The Weir

Conor McPherson
English Touring Theatre and Mercury Theatre, Colchester
Everyman, Cheltenham

Sean Murray, John O'Dowd, Sam O'Mahony, Natalie Radmall-Quirke and Louis Dempsey Credit: Marc Brenner
Teller of tales - Jack (Sean Murray) entertains Valerie (Natalie Radmall-Quirke) and publican Brendan (Sam O'Mahony) Credit: Marc Brenner

The ladies’ loo isn’t working, and the only wine available is a left-over Christmas present and comes in a half-pint glass.

The scene is a small pub in rural Ireland, where nothing happens. Unusually, a young female newcomer arrives. Would she not find the area too quiet? You could turn on the radio, one of the locals helpfully advises.

The stage is set. What impact will she have on their lives? As the evening draws on, the regulars tell their stories, supernatural tales of fairies and walking dead, each with a darker undertow.
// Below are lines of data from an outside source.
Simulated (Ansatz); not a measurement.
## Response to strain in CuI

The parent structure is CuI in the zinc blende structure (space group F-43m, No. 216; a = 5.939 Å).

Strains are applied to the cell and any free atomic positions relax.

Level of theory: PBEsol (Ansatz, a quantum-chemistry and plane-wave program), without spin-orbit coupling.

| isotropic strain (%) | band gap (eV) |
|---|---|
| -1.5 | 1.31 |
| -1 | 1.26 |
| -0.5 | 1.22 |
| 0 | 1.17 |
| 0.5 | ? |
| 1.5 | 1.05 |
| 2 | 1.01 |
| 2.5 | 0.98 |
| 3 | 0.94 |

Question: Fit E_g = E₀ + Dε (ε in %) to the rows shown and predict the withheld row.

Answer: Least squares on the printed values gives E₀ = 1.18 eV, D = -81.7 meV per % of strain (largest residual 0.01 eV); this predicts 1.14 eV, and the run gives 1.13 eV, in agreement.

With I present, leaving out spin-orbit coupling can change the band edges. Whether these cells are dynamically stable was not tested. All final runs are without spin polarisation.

But hold on a minute. The Weir is not the scene of some ghastly, ghostly murder, but the name of the pub itself, and what flows in abundance is the beer, the whiskey and the craic. It’s the sort of place you’d like to be—especially given the great volume of alcohol consumed on stage and the fact that the piece runs for 100 minutes without an interval.

Conor McPherson’s magnificent play, once chosen by Guardian critic Michael Billington as one of the greatest 101 of all time, picks up the language, the lilt, the informal banter perfectly to the last hesitant syllable. It’s brilliantly funny too, without there being a single joke—the humour coming from the well-meaning but sometimes inappropriate remarks of the characters.

As in Chekhov, as in life, there is no definite ending to all that happens, yet through the stories they have told at least two of the characters confront past events that have haunted them in a real sense, and maybe look forward to some sort of reconciliation.

A terrific piece of theatre deserves and gets performances to match, with Sean Murray outstanding as Jack, who could talk for Ireland, Louis Dempsey as Finbar, the all-grinning local lad made good and doesn’t he want everyone to know it, and great support from John O’Dowd, Sam O’Mahony and Natalie Radmall-Quirke.